People gather outside UN headquarters in Jerusalem to call for the return of the hostages kidnapped during the Oct. 7 Hamas cross-border attack in Israel, Monday, Nov. 13, 2023. (AP Photo/Bernat Armangue)

Following its most recent U.N. debacle, it’s time for the United States to stop writing blank checks to the United Nations.

For U.N. observers, anti-Israel bias has long been part of the fabric of the United Nations, which has simultaneously turned a blind eye to many atrocities committed by other nations.

To put the crisis at the United Nations Relief and Works Agency (UNRWA) story in proper perspective, it is worth exploring the U.N.’s relationship with Israel, the only democracy in the Middle East.

Since 1975, the U.N. has condemned Israel more times than any other country in the world. Just this past year alone, the U.N. General Assembly reprimanded Israel 14 times, compared to seven for the rest of the world combined. Compare that with nations like Iran, North Korea, Russia, China, Syria, and Yemen, and you will see how many rogue nations have essentially received an international hall pass by the U.N. General Assembly.

Take, for example, the United Nations Human Rights Council, a 47-voting member human-rights-focused body, which includes some countries long associated with human rights violations, such as China and Cuba. According to the Foundation for Defense of Democracies, the Council has passed as many resolutions against Israel as the rest of the world combined and has a blacklist of companies operating in Israeli-controlled, disputed territories, while no other list exists for any other disputed territory in the world.

Israel is the only country with a standing agenda item, Agenda Item 7. The Trump administration walked out of the body in 2018 after chronic bias against Israel. The U.S. has since rejoined and is a voting member.

So, it should be no surprise that, United Nations Secretary General Antonio Guterres has his hands out and is begging its largest single contributor, the United States, and at least fourteen other democracies, including Germany, the U.K., Japan, France, Austria and Switzerland, to reconsider their decision to suspend funding to the UNRWA, following its employees UNRWA’s direct engagement in the October 7th Hamas massacre, rape and kidnapping spree.

UNRWA’s budget last year was $1.6 billion, and the U.S. pledged $344 million in funding in 2022, roughly 21% of its entire budget. In total, the countries that have suspended funding account for 75% of UNRWA’s overall funding.
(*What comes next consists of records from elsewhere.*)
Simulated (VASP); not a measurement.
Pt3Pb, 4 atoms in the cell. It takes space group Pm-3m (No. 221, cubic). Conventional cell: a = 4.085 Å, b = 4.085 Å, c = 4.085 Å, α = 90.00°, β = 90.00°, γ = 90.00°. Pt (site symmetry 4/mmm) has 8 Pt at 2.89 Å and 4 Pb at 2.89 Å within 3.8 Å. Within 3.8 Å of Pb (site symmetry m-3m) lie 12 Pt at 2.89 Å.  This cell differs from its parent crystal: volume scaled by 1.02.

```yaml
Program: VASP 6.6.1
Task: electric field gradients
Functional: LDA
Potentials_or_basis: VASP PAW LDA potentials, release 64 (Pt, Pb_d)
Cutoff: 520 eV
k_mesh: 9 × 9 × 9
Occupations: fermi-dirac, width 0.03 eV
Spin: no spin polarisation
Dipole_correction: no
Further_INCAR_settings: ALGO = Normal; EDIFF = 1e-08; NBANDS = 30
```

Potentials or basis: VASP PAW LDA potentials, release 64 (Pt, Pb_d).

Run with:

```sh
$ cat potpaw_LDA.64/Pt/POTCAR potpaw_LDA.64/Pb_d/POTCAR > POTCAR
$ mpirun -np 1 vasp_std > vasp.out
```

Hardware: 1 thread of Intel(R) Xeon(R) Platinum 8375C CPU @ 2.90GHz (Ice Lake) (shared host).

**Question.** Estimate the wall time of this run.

The Biden administration deserves credit here, but they should go much further and permanently defund this U.N. agency. The Trump administration eliminated funding to UNRWA in 2018 because of its “irredeemably flawed operation” and blamed other countries for not doing enough to support Palestinian refugees. Trump understood that the agency was biased against Israel.

And, the evidence of this is disturbing.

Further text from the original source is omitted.